But Wray—tall, thickset, and with short, braided hair—was adamant that many of the men and boys who had been arrested in the big bust had no gang ties. And Wray aimed part of his anger at the media: “The way the media is portraying these young black men, they’re portraying them as they’re terrorists, they’re portraying them as they’re terrorizing the neighborhood,” said Wray. “Major drug dealers, killers. Which is not at all true. These kids are fathers. These kids are sons. These kids are loved.”

To assess how the media portrays events like this is complex. For starters, the biggest gang roundup in New York City’s history is, clearly, big news. On the morning of April 27, hundreds of police officers and agents from federal law enforcement units descended on Eastchester Gardens. Helicopters circled in the sky. The magnitude of the investigation, conducted for more than a year, was unprecedented.

The reporting on gang raids, however, makes it difficult to capture the ramifications on an individual level. For example, the people arrested were all cast as members of a gang before going through a court process. Individual cases are washed up and forgotten about during these types of raids, said David Brotherton, a professor of sociology at John Jay College. “The accounting of it gets completely lost.”

Meanwhile, an entire neighborhood gets tainted. The big bust was featured prominently in local and national news. The Daily News, for example, was at Eastchester Gardens and photographed the moments when people were handcuffed and put inside police vans. The News wrote that the indictments “identified 120 violent hoodlums.” The New York Times led with “Sweep in Bronx Tackles Decade of Gang Chaos.”

The reports painted a grim picture of an area where gun violence has plagued the population for years. According to statements given to the press at the time, gang members were allegedly responsible for more than 1,800 shots fired and eight homicides since 2007, said Angel Melendez, a senior member of the investigation and part of Homeland Security Investigation, a branch of Immigration and Customs Enforcement that combats criminal organizations.

Gun violence in the Eastchester Gardens area—in comparison to other parts of New York City—has persisted in some form over the years. Yet residents like Wray say the media doesn’t accurately or fairly report on where they live—focusing on the violent habits of the minority and misrepresenting local people. Crime is in fact down for the 47th precinct, which covers Eastchester Gardens, and there have been 60 percent fewer shooting incidents compared to two years ago, according to NYPD Compstat data.

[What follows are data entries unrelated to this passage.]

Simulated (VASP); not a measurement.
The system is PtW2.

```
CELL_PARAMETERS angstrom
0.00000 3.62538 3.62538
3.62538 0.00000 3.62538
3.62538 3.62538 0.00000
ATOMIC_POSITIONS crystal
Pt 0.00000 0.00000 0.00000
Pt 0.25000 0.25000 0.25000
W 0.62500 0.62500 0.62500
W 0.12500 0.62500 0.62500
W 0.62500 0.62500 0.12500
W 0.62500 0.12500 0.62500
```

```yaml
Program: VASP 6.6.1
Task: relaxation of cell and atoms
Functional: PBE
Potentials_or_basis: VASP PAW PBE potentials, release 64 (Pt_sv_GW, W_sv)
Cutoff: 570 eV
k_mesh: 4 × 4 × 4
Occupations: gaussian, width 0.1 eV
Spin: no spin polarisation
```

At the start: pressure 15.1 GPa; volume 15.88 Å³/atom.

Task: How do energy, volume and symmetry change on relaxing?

Alex Vitale, an associate professor in Sociology at Brooklyn College and an expert on policing in New York City, says that this kind of reporting bolsters a cycle in which teams of police and federal agents descend on a housing development and are brought to life by dramatic imagery and, more important, are depicted as the solution to problems that don’t always exist. The NYPD targets public housing complexes where street crime still exists, and an invitation to the media is essentially a way of showing that such tactics are sweeping violent gangs off the street, said Vitale. However, in his view this heavy-handed approach produces “mass incarceration and negative consequences for these young people.” And does more harm than good.

It is true, too, that for years, the media has painted a definitive view of the area. In the last five years, the three most common subjects for newspaper and online news stories that referenced the “Eastchester Gardens” or the nearby “Edenwald Houses” were, in order of the most popular: Murder/Manslaughter, Politics/General News, and Crime/Legal Action, according to Factiva, an online news database.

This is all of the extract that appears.